Writing a letter to my Stepmother proves to help me understand her more
When my Sponsor and I were working through Steps 4 and 8, she made me create a “Hell No” List. This was the list created of People that I had identified in recognizing my character defects that created upset in me for making amends. The list was made as a recognition of my distress and the lurking Resentment that was inside me. Writing the person’s name on a piece of paper forced me to deal with those feelings. There were 3. The first person molested me and was dead. The second raped me in High School and now has since died. The third, was my Step Mother.
Needless to say, making amends to the dead is less risky, but in the end after I worked through my motives in making those amends, they both seemed unnecessary. The resentment was really no longer there, I had closed the door. Putting them on the “Hell-No” list was a great process to go through.

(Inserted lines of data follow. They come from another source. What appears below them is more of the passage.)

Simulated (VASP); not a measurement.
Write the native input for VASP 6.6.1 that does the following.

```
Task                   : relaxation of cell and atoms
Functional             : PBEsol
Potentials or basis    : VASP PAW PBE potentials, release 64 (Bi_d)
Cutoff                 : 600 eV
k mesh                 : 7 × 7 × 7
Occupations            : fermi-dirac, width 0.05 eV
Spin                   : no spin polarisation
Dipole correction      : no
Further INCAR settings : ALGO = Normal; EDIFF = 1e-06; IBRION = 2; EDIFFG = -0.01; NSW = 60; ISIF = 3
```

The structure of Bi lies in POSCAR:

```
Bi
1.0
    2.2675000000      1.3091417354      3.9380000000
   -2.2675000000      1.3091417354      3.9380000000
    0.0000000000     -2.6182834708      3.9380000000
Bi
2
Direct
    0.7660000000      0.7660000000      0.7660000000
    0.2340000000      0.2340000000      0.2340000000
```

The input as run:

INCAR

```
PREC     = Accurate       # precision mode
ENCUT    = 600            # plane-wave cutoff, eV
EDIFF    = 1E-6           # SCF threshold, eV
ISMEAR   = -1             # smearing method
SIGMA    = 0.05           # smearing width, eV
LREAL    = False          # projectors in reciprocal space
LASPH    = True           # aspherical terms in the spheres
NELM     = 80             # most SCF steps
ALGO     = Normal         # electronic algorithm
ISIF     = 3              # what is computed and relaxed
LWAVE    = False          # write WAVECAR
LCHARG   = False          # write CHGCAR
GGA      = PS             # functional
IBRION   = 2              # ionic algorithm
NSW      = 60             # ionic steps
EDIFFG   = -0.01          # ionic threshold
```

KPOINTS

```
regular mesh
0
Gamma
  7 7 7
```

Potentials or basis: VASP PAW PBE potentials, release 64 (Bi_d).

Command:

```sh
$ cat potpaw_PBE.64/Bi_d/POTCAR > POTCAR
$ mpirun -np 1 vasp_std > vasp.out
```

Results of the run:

“She makes me want to tear my hair out and eat it.”
When my Dad was living I would say this often to myself. And when he was dying, she and I sort of “came to terms.” I mentioned that in this blog previously. And over these past 2 years there has been things that she has said that I have found haunt me. I figured I would write her a letter, come clean about my own alcoholism and my belief of my father’s own illness. At my father’s bedside, we made peace for his sake, I felt it was time to make peace for my own.
Once again I am reminded that these “hauntings” “constant nudges” are not mine, they are from someone else trying to tell me something. Until I do something – in my case that usually means write something, it doesn’t go away. That is how our book came about. I kept getting reminded about writing and then writing a book came from that and the rest seemed to fall into place. As of today, it has been submitted to 3 publishers. I do the footwork and my Higher Power does the rest.
Once I started writing the letter it was obvious that it was what I was supposed to do. The words came out and with just a couple typos the letter was ready. I printed it, addressed the letter and drove it to the Post Office. Felt like I needed to do that. (When this happens to me these days I just do it, without question.) When the letter went into the box, I felt a little relief.
I wasn’t sure what to expect
She and I are not bosom buddies but we are not enemies anymore either. We are polite and friendly, but sending this letter to her was not a “slam dunk” resolution. It was a letter reconstructing our relationship and taking my responsibility for the stress and strain that a 26 year old woman (the age they married), may have caused. I believe my feelings for her were much stronger than hers were for me, so the letter did not identify the “he said, she said” or really in much detail of situations themselves. The words were kind, I mentioned a few of the sentences she had said several times, “The drinking had stopped but not the behavior…” “He could be so cruel and divisive…” I wanted her to know that none of this behavior was her cause and that being an alcoholic myself in recovery, I can recognize the “dry drunk” and had in my own father.
The Phone Rang
My Stepmother is one of the most impossible people to reach. When I was drinking I thought this was all part of a GAME she was playing, trying to punish me. Well that wasn’t the situation at all. She just vaporizes. She doesn’t stay in touch with anyone. After a couple of telephone tag attempts we were able to talk. She was kind and so was I. There were no “I’m sorry’s,” there were more, “I understands.” She told me about what she knew about alcoholism and how she thought there were some in her family that were alcoholics. And we ended the conversation with a pleasant “Goodbye.”